Between six and nine childminders participated in each of the six regions, although some daytime ‘groups’ were undertaken as two smaller groups so that participants could mind each others’ children. In all, 127 pages of discussion were transcribed. The analysis first looked for answers to the questions which were commissioned, and then sought to identify additional themes which were spontaneously raised by the practitioners.
Focus group data can be hard to analyse (Macnaghten and Myers, 2004), since the topics for discussion develop in different ways in each group, depending on local circumstances and on the accident of those present and the relationships they construct during the hour-long discussion. Although all the groups were good-natured and friendly, some discussed the issues calmly and equably, while others grew lively and argumentative. In some groups, no dominant voice was detected, while in others, the discussion was clearly dominated by two or three leaders. The themes reported here are ones which were common to all the childminder groups, and were broadly consensual. (The transcripts did not make it possible to differentiate between speakers, although the original recordings do, to some extent; so quotations from the data indicated whether one, two or three speakers were part of an exchange.)
One of the questions used as a prompt in all 42 focus groups was Do you think the EYFS enables staff to engage better with parents? Childminders were the one practitioner group to report strong views in answer to this question, and these views were felt to be worthy of closer analysis.
Findings: who were the childminders?
All participants in the study were invited to complete minimal demographic information (experience and qualifications) on the consent form they signed before the session began (Tables 1 and 2).
Childminders’ qualifications as reported (n = 36).
Childminders’ years of experience as reported (n = 36).
Of those who provided this information (n = 36), almost half had been childminding for between 5 and 10 years, another one-third had childminded for between 11 and 20 years and a handful had childminded either for under 5 or over 20 years. Similarly, almost half had a Level 3 qualification, one-third had ‘no relevant qualification’ and the remainder had a range of related qualifications including nursing. These reports are fairly similar to those obtained in a nationally representative survey sample by the National Children’s Bureau (NCB) (n = 581) (Fauth et al., 2010), which showed 52 per cent of respondents having a Level 3 qualification and 15 per cent ‘no training or qualification related to childcare’. The average age of the national sample (44 years) is compatible with the ‘length of experience’ reported by the participants in this study. The higher percentage of unqualified participants in the present study may reflect the fact that NCB respondents had to choose individually whether to complete and return the questionnaire, whereas the present respondents were invited, more opportunistically, to join in a discussion at a local children’s centre.
Childminders in this study were not asked why they became childminders, but the topic arose spontaneously in several discussions. A typical occasion was when one participant confidently spoke for the group as if there could be no doubt that her views represented those of the others:
You know, if I wanted to work in a nursery I would be working in a nursery, I would have gone to college and university and got that qualification. But most childminders, even the new childminders, if you are doing childminding it is because you’ve got young children, of your own, and that’s why you start … We needed to earn an income, and have our children cared for, our own children cared for, and just brought other children in to do exactly the same as we were doing with our own kids. (Midlands group A)

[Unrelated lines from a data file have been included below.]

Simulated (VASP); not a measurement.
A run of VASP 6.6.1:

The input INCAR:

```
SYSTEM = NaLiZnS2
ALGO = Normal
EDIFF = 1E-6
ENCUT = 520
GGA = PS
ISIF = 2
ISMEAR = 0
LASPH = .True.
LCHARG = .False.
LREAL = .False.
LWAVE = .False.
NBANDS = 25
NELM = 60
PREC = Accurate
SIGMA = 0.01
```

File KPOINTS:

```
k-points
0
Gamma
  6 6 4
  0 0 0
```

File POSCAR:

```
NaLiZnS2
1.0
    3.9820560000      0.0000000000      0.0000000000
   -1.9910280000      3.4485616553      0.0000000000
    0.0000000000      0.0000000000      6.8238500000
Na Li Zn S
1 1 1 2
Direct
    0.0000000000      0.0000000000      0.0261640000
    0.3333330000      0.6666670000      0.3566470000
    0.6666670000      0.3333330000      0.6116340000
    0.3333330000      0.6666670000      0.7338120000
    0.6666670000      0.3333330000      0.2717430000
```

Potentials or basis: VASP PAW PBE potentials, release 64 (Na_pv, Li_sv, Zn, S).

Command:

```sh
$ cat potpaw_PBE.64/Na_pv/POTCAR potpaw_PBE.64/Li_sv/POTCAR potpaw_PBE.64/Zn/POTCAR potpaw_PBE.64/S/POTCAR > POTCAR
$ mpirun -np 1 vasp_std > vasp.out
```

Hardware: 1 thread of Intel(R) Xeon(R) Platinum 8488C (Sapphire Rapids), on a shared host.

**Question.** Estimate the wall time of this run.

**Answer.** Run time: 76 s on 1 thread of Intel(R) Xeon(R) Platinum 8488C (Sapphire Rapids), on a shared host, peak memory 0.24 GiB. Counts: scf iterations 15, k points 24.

This particular group included women who had been minding for over 30 years, but similar views were expressed in groups where participants were much younger and less experienced. Most participants strongly emphasised how much they enjoyed their work, pointing out that if it were not for the ‘job satisfaction’, the work, which is demanding and poorly paid, would not be worth doing. Surveys by the NCB (Fauth et al., 2010, 2013) similarly report that the majority of respondents enjoy their work and plan to continue with it indefinitely.
Participants’ experiences showed some significant regional differences, as the result of the interaction between childminding and other forms of provision in the locality. In one inner-city area, for instance, the two groups of minders only cared for children until they were aged around 30 months, when they departed for preschool or nursery; in one rural area, however, many children continued with the same minder throughout the preschool and early school years. The majority of the discussion which took place however concerned caring for children from 1 to about 4 years.
What matters most to the childminders?
The following sections describe some of the strongest views expressed by the childminders about their roles and responsibilities within current policy contexts. They reveal a number of clear tensions in their role, including their sense of the conflict between policy requirements and parents’ wishes.
Changing identities: mothers or professionals?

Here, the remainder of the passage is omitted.